You are viewing a plain text version of this content. The canonical link for it is here.
Posted to dev@mahout.apache.org by Gokhan Capan <gk...@gmail.com> on 2013/04/06 17:47:12 UTC

Any interest in Data Preparation?

Hi,

Are you guys interested in Weka like filters implementation,
like NominalToBinary, Discretize etc.

I started to implement in-memory versions running on Mahout Matrix, and
plan to extend the implementations so they could run on sequence files of
IntWritable, VectorWritable pairs.

--
Gokhan

Re: Any interest in Data Preparation?

Posted by Gokhan Capan <gk...@gmail.com>.
I consider this as a tiny step of a larger making-it-more-usable action.

Ted,
I actually started this to evaluate my implementation of factorization machines, I'm going to write about it after trying on some data on the thread you started, we could talk about details there. 

About data tools, even if they cannot be used immediately, they can stay there until we figure out a way to integrate, they are still on a very early phase anyway.


Sent from my iPad

On Apr 6, 2013, at 11:17 PM, Ted Dunning <te...@gmail.com> wrote:

> I differ a bit in that these are important to have in general.
> 
> Unfortunately, however, our current command line structure would make these
> really inefficient to use.
> 
> 
> 
> 
> On Sat, Apr 6, 2013 at 9:22 AM, Sebastian Schelter
> <ss...@googlemail.com>wrote:
> 
>> In general, I think it is great to have such tools. But they should be
>> developed in context with a specific algorithm or problem.
>> 
>> On 06.04.2013 17:47, Gokhan Capan wrote:
>>> Hi,
>>> 
>>> Are you guys interested in Weka like filters implementation,
>>> like NominalToBinary, Discretize etc.
>>> 
>>> I started to implement in-memory versions running on Mahout Matrix, and
>>> plan to extend the implementations so they could run on sequence files of
>>> IntWritable, VectorWritable pairs.
>>> 
>>> --
>>> Gokhan
>> 
>> 

Re: Any interest in Data Preparation?

Posted by Ted Dunning <te...@gmail.com>.
I differ a bit in that these are important to have in general.

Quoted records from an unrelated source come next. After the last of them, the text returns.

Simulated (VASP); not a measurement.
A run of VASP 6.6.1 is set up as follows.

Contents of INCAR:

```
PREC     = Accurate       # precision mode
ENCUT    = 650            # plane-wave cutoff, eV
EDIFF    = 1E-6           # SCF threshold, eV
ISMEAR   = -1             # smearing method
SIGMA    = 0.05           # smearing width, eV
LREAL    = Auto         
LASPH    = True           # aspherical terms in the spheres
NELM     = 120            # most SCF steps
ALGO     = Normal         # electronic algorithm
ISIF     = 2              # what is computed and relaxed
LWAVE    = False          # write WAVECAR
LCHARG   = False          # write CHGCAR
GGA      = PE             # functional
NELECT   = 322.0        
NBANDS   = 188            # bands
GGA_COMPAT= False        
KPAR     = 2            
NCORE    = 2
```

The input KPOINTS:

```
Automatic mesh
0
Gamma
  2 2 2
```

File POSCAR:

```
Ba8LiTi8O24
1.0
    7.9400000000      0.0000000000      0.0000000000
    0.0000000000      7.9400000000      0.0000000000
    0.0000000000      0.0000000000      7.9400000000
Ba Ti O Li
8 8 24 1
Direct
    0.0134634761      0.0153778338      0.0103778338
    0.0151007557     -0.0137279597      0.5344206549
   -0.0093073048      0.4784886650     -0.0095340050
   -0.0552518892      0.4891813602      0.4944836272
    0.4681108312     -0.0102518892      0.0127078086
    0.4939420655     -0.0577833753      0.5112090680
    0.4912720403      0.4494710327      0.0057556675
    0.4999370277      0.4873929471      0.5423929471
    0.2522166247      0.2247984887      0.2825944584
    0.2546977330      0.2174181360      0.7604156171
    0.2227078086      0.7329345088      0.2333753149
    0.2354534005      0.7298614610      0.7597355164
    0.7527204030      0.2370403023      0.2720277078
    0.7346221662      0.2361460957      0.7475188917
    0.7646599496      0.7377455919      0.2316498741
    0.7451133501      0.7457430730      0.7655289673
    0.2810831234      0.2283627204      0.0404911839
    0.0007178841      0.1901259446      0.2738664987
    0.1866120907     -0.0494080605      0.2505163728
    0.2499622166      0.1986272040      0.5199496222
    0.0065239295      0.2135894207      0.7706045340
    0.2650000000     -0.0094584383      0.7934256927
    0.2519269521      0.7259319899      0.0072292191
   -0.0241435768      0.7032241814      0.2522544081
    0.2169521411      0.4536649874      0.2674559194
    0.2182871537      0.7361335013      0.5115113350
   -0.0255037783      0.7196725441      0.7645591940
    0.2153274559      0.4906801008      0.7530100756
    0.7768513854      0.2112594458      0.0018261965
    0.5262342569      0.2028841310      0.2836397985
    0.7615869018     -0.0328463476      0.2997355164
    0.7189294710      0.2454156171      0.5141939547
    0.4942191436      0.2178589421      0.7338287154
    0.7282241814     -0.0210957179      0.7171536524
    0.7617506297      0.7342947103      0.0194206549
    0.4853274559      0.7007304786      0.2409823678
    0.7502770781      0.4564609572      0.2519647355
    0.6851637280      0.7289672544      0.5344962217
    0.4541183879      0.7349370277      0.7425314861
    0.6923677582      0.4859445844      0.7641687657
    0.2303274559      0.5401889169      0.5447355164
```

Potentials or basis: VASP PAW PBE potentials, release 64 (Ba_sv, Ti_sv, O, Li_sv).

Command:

Unfortunately, however, our current command line structure would make these
really inefficient to use.




On Sat, Apr 6, 2013 at 9:22 AM, Sebastian Schelter
<ss...@googlemail.com>wrote:

> In general, I think it is great to have such tools. But they should be
> developed in context with a specific algorithm or problem.
>
> On 06.04.2013 17:47, Gokhan Capan wrote:
> > Hi,
> >
> > Are you guys interested in Weka like filters implementation,
> > like NominalToBinary, Discretize etc.
> >
> > I started to implement in-memory versions running on Mahout Matrix, and
> > plan to extend the implementations so they could run on sequence files of
> > IntWritable, VectorWritable pairs.
> >
> > --
> > Gokhan
> >
>
>

Re: Any interest in Data Preparation?

Posted by Sebastian Schelter <ss...@googlemail.com>.
In general, I think it is great to have such tools. But they should be
developed in context with a specific algorithm or problem.

On 06.04.2013 17:47, Gokhan Capan wrote:
> Hi,
> 
> Are you guys interested in Weka like filters implementation,
> like NominalToBinary, Discretize etc.
> 
> I started to implement in-memory versions running on Mahout Matrix, and
> plan to extend the implementations so they could run on sequence files of
> IntWritable, VectorWritable pairs.
> 
> --
> Gokhan
>